UPDATED April 30th, 2010 @ 9:14pm ET (linked to WMV demo)
UPDATED Dec 1st @ 10:10am PST (minor updates/corrections – also posted the table in xls format based on demand)
“What is the best way to backup my VMware environment?”
Ah… There are some questions that are easy and short to ask, but are long to answer. This is one of them. But – the proliferation of various tools for VMware-oriented backup (including VMware’s own VMware Data Recovery as well as other 3rd party options) suggests that good vendor answers to that question have a lot of value to customers.
EMC Avamar has long been one of the most popular ways to do backup in the VMware space (with many, many customers of every size including VMware and Cisco themselves – each with thousands of VMs). The reasons for it’s popularity in this context are the following:
- simple backup and simple single-step restore in all cases (not just one or two guest type)
- good application integration
- saves a ton on storage due to data deduplication (commonly 30x-50x)
- dramatically faster backup due to the fact that the dedupe occurs before the data is transfered (aka source-based dedupe – commonly reduces network load by 300x-500x)
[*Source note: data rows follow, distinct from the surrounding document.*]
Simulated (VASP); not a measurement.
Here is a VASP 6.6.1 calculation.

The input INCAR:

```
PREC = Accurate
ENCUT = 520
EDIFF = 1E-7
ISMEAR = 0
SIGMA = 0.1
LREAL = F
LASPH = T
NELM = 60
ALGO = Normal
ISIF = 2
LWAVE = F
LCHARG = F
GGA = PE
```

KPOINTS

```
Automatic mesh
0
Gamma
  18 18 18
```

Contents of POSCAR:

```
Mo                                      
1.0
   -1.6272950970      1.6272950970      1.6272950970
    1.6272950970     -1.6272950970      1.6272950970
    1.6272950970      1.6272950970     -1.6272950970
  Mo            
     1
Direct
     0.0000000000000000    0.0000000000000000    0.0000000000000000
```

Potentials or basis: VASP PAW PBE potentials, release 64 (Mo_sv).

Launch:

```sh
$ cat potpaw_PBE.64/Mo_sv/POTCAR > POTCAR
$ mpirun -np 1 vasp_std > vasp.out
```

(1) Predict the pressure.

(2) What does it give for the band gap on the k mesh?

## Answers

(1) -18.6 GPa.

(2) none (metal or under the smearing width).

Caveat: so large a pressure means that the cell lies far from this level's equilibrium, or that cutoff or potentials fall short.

- higher server and VDI consolidation ratios in dense VM configurations due to lower LAN use during backup
- great for remote office backup (particularly where the remote office is too small for the smallest Data Domain platform) due to lower WAN use for centralized backup
What people didn’t like about Avamar in earlier versions was that it was focused almost exclusively on the in-guest based source backup model. While there are cases where this is the right way, there are use cases which are well served with VM-image level backup. Frustration with those VM-level proxy based mechanisms historically was that VCB had challenges (proxy scaling, increased backup window due to various data movement steps). All sorts of VM-level variants exist: 1) NFS datastores mounted in other places; 2) Array-integrated snapshots; 3) NDMP backup of NFS datatores; 4) many, many other things. Each has advantages and disadvantages.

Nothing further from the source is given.